I have a concept for a special kind of jellyfish that somewhat bears a resemblance to the generic slimes of videogames. This jellyfish was of the Cubozoa class and existed roughly 300 million years ago during the Pennsylvanian period. Sporting the same kind of advanced rhopalium as present day box jelly fish and complex nervous systems, these jellyfish evolved to expand their oxygen storage capabilities for longer than the average 48 minutes a normal jellyfish can survive on land before death. They evolved a reinforced mesoglea as well, expanding on their Cubozoan capabilities of active movement through muscular contractions to slowly drag themselves across land. (Not sure how fast.) These adaptions allowed them to traverse the swamps of the Carboniferous for one to two hours.
Early land jellyfish were detritivores, dragging themselves across swampland in order to eat. They looked like relatively flat pancakes, with tentacles splayed. Their rhopalium was incredibly advanced, able to see colour, light, etc, similar to modern day box jelly fish but even better so that they could move across land. Later on tentacles were used as collectors, dragging along detritus and passively moving it towards the jellyfish's mouth.
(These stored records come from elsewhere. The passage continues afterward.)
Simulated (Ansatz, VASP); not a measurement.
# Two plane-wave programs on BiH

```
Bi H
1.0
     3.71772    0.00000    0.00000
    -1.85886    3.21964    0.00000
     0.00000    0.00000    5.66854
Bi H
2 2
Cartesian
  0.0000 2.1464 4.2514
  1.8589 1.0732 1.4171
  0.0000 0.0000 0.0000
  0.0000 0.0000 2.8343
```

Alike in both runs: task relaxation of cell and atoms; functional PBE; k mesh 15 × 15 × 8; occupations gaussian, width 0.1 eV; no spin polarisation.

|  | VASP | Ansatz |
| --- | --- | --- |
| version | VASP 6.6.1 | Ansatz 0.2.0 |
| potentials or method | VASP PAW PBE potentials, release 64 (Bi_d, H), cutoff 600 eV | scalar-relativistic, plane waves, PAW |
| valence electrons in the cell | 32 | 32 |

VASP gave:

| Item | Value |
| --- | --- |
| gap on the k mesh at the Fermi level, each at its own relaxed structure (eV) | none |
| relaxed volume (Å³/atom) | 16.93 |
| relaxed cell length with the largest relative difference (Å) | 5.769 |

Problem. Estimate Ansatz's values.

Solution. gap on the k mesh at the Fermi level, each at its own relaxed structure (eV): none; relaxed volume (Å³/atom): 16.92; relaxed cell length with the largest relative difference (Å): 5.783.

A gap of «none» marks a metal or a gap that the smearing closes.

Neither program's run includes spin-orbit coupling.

These jellyfish became more and more terrestrial in nature, eventually being able to store oxygen for many hours like turtles. A species of these jellyfish emerged, with even more reinforced mesoglea, enough to make it stand somewhat upright and was the size of a small baby. They had three rhopalium on their 'face', with two large ones acting as its main 'eyes' and a smaller one beneath mostly dedicated to light perception and contracting the mesoglea to become very hard. This species leaped at prey, contracting and hardening their mesoglea so that the force of impact would be enough to stun them. Eventually either body trauma or brain damage killed their prey, where they would drag themselves over and eat the prey over a long period.
Is any of this plausible and realistic? What are some prevalent issues?